The Pregnant King
I had first heard of Devdutt Pattanaik while watching Business Sutra on CNBC India. I googled up his name and bumped a across quite a few of his works. Of them The Pregnant King somehow caught my fancy.
This is a story based on a character from Mahabharata Yuvanashva who accidentally drinks a magic potion meant for his wives and conceives a child. What follows is the debate over what is he? A man? Or a woman? A mother? Or father? If he is a mother does he have a right to the throne? And does his child have a right to the throne? On the intangible level there is the debate over what sounds sweeter ? -mother or father (He also 'fathers' a child) As he meanders through this conundrum the reader is brought face to face with many instances where the lines are blurred.
- Krishna being Mohini for a day and experiencing marriage and widowhood
- Ila being man and woman by the waxing and waning of moon due to a curse of Shiva
- Uruvashi who has two fathers and no mother
- Shikhandi who is born a woman but made to behave like a man because of his father
- The goddess Bahugami who must be seved by men who feel like women
- Shilavati who is an able and just regent but cannot become king just because she is woman
These all seem so topical now given the raising awareness about homosexuality and transgender. The book opens a whole realm about how these contentions exist in the Hindu mythology as well. Some of the questions thrown are very perplexing where even the line between Shiva and Shakti is blurred. God himself is pulled in this eternal strife.

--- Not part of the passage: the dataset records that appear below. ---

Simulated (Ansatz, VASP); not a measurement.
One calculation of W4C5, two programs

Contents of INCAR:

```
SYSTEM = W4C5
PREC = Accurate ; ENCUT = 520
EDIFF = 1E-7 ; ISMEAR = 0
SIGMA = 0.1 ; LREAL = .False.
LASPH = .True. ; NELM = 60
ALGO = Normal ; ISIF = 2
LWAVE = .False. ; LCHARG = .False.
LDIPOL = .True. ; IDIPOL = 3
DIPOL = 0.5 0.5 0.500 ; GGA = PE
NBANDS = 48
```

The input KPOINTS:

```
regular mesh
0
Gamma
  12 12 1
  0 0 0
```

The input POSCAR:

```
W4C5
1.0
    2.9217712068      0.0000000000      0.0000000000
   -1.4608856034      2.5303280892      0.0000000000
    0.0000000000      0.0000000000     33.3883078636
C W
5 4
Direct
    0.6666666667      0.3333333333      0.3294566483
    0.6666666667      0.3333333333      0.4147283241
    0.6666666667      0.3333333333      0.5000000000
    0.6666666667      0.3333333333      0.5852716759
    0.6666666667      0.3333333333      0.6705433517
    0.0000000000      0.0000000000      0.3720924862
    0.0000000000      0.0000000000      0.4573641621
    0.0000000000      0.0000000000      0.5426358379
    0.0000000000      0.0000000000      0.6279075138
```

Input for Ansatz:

The book is an interesting read. The layers in Mahabharata never fail to amaze me. In the book too as the knots in the rope of cause and effect are unravelled it makes for very enjoyable experience. The only thing that leaves an unpleasant taste is the language :( it is very basic so much so there are minor grammatical mistakes as well. It is a very very big negative for me :(
Otherwise full marks for handling a very current issue with such dexterity!